The ruddy-cheeked Wiesenthal, who lives in Vienna, spoke as the representative of Austria at a session linked to the United Nations’ Year of Tolerance.

The 86-year-old’s comments come at a time when his homeland has seen a strong showing by Jorg Haider, the leader of the far-right Freedom Party, who wants to become the chancellor of Austria.

One in three Freedom Party supporters manifests strong anti-Semitic prejudice, according to a American Jewish Committee survey releases in May.

In Austria’s last parliamentary elections, in October 1994, Haider’s party took almost 25 percent of the votes. The next elections are set for Dec. 17.

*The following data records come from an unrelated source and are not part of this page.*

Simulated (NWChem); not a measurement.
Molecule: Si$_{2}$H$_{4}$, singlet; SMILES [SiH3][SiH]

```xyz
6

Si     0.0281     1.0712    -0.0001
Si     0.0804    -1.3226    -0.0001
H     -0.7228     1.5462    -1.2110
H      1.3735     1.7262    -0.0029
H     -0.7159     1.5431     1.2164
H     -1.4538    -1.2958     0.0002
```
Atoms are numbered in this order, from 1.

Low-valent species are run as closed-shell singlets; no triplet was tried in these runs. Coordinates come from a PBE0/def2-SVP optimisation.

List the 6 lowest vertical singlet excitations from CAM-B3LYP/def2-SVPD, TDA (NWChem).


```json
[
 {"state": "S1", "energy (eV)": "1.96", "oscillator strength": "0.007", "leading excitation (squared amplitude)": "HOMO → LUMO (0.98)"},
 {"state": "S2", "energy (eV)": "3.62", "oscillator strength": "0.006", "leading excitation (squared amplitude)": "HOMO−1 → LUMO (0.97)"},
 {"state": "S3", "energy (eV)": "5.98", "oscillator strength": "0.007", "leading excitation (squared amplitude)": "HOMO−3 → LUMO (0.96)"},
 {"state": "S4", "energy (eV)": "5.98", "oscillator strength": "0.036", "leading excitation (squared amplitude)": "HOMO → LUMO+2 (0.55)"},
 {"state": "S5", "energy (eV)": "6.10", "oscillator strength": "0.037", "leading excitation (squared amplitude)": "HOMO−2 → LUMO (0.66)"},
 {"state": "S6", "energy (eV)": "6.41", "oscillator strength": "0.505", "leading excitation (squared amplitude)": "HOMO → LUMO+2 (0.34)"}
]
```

In an interview after his speech, Wiesenthal said of Haider’s aspirations to lead the country: “It will be a political catastrophe and people know it.”

Wiesenthal’s presence at the United Nations on behalf of Austria “sends a clear signal” that the Austrians do not want to “go down a road” which would lead to Haider’s victory, said Mark Weitzman, director of the Simon Wiesenthal Center’s Task Force Against Hate.

In November 1994, Austrian President Thomas Klestil acknowledged his nation’s role in the atrocities of the Holocaust.

The paths of Wiesenthal and Haider have crossed in the past.

Earlier this year, Haider protested the center’s refusal to remove his photo from its Museum of Tolerance display of modern-day demagogues.

In June, Haider opposed making Wiesenthal an honorary citizen of Vienna.

At the United Nations on Monday, Wiesenthal dedicated much of his speech to the Holocaust.

Wiesenthal, who spent the war in concentration camps, said, “As a survivor of the Nazi period – my wife and I lost 89 family members in the Holocaust – I have dedicated my life to the struggle for justice.”

His comments came a month after the United National marked the 50th anniversary of the end of World War II with a resolution about the “untold sorrow and ravages to mankind” wrought by the war, with no specific reference to the Holocaust.

In his remarks Monday, Wiesenthal talked of the Nov. 4 assassination of Israeli Prime Minister Yitzhak Rabin.

“There could be no better example of what can happen as a result of a lack of tolerance, the inability to deal with differences of opinion in any other way than with aggression and murder,” he said. “It made clear to us once again how much hatred and how little tolerance there is in the world.”

After his address, Wiesenthal; the Austrian ambassador to the United Nations, Ernst Sucharipa; and representatives of the Wiesenthal Center met with U.N. Secretary-General Boutros Boutros-Ghali. The international meeting on hate was discussed at the meeting.

Later that day, a film on Wiesenthal’s life, “The Art of Remembrance – Simon Wiesenthal,” premiered.